Portfolio Data Wrangling in R
Data Wrangling in R
A series of functions that could be useful when preparing your dataset for analysis.
library(stringr) # str_to_lower()
library(janitor) # clean_names()
library(palmerpenguins) # penguins
library(sjmisc) # move_columns
library(tidyverse)
Data Wrangling Tips in R
Let’s use a dataset called penguins in the palmerpenguins package (Reference:
Horst AM, Hill AP, & Gorman KB, 2020)
Read in and view data
data("penguins")
head(penguins_raw) # reads first 6 rows
## # A tibble: 6 × 17
## studyName `Sample Number` Species Region Island Stage `Individual ID`
## <chr> <dbl> <chr> <chr> <chr> <chr> <chr>
## 1 PAL0708 1 Adelie Penguin … Anvers Torge… Adul… N1A1
## 2 PAL0708 2 Adelie Penguin … Anvers Torge… Adul… N1A2
## 3 PAL0708 3 Adelie Penguin … Anvers Torge… Adul… N2A1
## 4 PAL0708 4 Adelie Penguin … Anvers Torge… Adul… N2A2
## 5 PAL0708 5 Adelie Penguin … Anvers Torge… Adul… N3A1
## 6 PAL0708 6 Adelie Penguin … Anvers Torge… Adul… N3A2
## # … with 10 more variables: `Clutch Completion` <chr>, `Date Egg` <date>,
## # `Culmen Length (mm)` <dbl>, `Culmen Depth (mm)` <dbl>,
## # `Flipper Length (mm)` <dbl>, `Body Mass (g)` <dbl>, Sex <chr>,
## # `Delta 15 N (o/oo)` <dbl>, `Delta 13 C (o/oo)` <dbl>, Comments <chr>
names(penguins_raw) # lists variable names
## [1] "studyName" "Sample Number" "Species"
## [4] "Region" "Island" "Stage"
## [7] "Individual ID" "Clutch Completion" "Date Egg"
## [10] "Culmen Length (mm)" "Culmen Depth (mm)" "Flipper Length (mm)"
## [13] "Body Mass (g)" "Sex" "Delta 15 N (o/oo)"
## [16] "Delta 13 C (o/oo)" "Comments"
summary(penguins_raw) # provides some descriptive statistics for each variable
## studyName Sample Number Species Region
## Length:344 Min. : 1.00 Length:344 Length:344
## Class :character 1st Qu.: 29.00 Class :character Class :character
## Mode :character Median : 58.00 Mode :character Mode :character
## Mean : 63.15
## 3rd Qu.: 95.25
## Max. :152.00
##
## Island Stage Individual ID Clutch Completion
## Length:344 Length:344 Length:344 Length:344
## Class :character Class :character Class :character Class :character
## Mode :character Mode :character Mode :character Mode :character
##
##
##
##
## Date Egg Culmen Length (mm) Culmen Depth (mm) Flipper Length (mm)

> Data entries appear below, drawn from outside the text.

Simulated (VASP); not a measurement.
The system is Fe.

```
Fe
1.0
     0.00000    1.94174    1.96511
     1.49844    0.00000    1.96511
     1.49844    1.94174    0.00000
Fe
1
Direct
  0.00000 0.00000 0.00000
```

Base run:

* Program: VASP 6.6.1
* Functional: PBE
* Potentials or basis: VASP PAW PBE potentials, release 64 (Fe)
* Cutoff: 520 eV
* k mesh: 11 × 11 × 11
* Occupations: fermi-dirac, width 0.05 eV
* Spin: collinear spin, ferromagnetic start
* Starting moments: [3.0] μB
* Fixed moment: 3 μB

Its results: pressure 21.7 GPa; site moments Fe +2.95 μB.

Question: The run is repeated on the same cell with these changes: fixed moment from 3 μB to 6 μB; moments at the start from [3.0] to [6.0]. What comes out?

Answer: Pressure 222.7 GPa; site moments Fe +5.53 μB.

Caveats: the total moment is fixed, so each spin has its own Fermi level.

## Min. :2007-11-09 Min. :32.10 Min. :13.10 Min. :172.0
## 1st Qu.:2007-11-28 1st Qu.:39.23 1st Qu.:15.60 1st Qu.:190.0
## Median :2008-11-09 Median :44.45 Median :17.30 Median :197.0
## Mean :2008-11-27 Mean :43.92 Mean :17.15 Mean :200.9
## 3rd Qu.:2009-11-16 3rd Qu.:48.50 3rd Qu.:18.70 3rd Qu.:213.0
## Max. :2009-12-01 Max. :59.60 Max. :21.50 Max. :231.0
## NA's :2 NA's :2 NA's :2
## Body Mass (g) Sex Delta 15 N (o/oo) Delta 13 C (o/oo)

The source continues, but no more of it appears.